MigrationPosted by Kim Pierri Tue, September 13, 2016 15:05:52
A comment on the article found here:

This story was published by World News Daily Report, which are a homepage with intentional fake news. They write in their disclaimer: “WNDR assumes however all responsibility for the satirical nature of its articles and for the fictional nature of their content. All characters appearing in the articles in this website – even those based on real people – are entirely fictional and any resemblance between them and any persons, living, dead, or undead is purely a miracle.”.

Even though it’s clearly fictitious, I once in a while run into the article posted by people that believe it’s true, so I will look into the article.

The article start with a picture of what are supposed to be the Mississippi Viking ship. It is not, it’s a picture of the longest Viking long ship ever found “The Roskilde 6 ship”. You can see the same picture in this article from a Danish newspaper.

In the intro the WNDR claim that it’s a Knarr type vikingship, which also would be likely to find in the Americas. Knarrs are the big burly trading ships. Unfortunately the ship on the picture are clearly a long ship, and not a Knarr. Long ships are long sleek ships, made for speed and transporting a lot of warriors.

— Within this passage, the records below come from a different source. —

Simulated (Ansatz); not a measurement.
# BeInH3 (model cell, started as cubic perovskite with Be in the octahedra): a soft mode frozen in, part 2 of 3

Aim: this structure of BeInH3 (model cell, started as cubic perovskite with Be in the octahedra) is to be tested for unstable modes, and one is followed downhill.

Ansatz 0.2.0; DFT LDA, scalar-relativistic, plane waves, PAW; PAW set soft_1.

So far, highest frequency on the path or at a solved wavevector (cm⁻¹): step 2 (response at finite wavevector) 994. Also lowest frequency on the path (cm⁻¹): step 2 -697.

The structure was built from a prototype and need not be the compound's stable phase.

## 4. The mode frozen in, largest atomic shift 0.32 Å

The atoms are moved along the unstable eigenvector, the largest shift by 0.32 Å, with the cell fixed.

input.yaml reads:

The size for the fictitious ship are also reliable for a Knarr-type ship and are very close to those of the Skuldelev 1 Knarr found in Roskilde Fiord. (source

There are also a picture of a Viking sword in the article, but that was not found in Mississippi, bur in Scotland in 2011.

The professor mentioned in the article are also not a real person and the picture are of an Italian professor from Trinity College in Dublin.

As always, if you read an article that falls out of what normally assumed in archeology, then it’s important to look at it critically and check the information in it.